One of my biggest struggles in moving to a new country has been finding kindred spirits. And, as I’m a bit of an odd ball, finding someone as bizarre and prone to spontaneous misadventures as I am seems a little like combing through a huge china cabinet looking for the plastic sippy-cup – it should be easy to spot, but you feel like it probably just isn’t in there.
Like Anne Shirley’s, my dramatized aspirations of adventure and romance are less romantically dramatic in real life than in my daydreams. And if coming to Prague was anything like Anne moving to Green Gables, I passed the part where she imagines castles and silver lakes and now I’m stuck in a town where people tug on my braids and get upset when I accidentally drug their children with current wine (to make this even more authentic a metaphor, people make their own current jam here!).
Why do we build up palaces in our minds when we know that real people live in houses?

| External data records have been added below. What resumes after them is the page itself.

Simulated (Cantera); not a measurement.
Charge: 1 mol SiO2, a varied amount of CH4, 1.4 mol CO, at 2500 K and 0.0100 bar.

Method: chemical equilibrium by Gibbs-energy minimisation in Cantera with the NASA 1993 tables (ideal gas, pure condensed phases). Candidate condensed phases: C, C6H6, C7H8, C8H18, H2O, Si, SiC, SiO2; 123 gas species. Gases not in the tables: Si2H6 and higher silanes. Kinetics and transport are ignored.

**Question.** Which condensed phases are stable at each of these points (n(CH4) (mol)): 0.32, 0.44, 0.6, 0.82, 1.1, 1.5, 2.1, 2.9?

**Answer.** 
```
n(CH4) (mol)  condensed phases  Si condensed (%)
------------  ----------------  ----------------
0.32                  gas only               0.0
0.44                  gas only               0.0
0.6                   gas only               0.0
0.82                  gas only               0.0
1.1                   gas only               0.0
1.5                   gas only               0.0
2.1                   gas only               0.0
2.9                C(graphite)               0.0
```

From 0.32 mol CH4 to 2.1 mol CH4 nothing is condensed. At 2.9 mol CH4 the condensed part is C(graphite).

I can say for certain, however, that I’ve never day-dreamed about England. I never once wished to go visit. Ireland, Scotland, even Wales – yes, but never England. And I wondered why as I sat in blissful excitement on a bus from Heathrow to Oxford at 10 p.m. last Friday. Was it because I assumed that it would never be as good as the stories? Maybe. All I know is that the gentleman next to me leaned over and asked if I was alright with quizzical concern so my excitement must have been obvious. I had to tell him this was my first time in England and he nodded delicately and went back to his paper.
England lived up to every expectation I never had.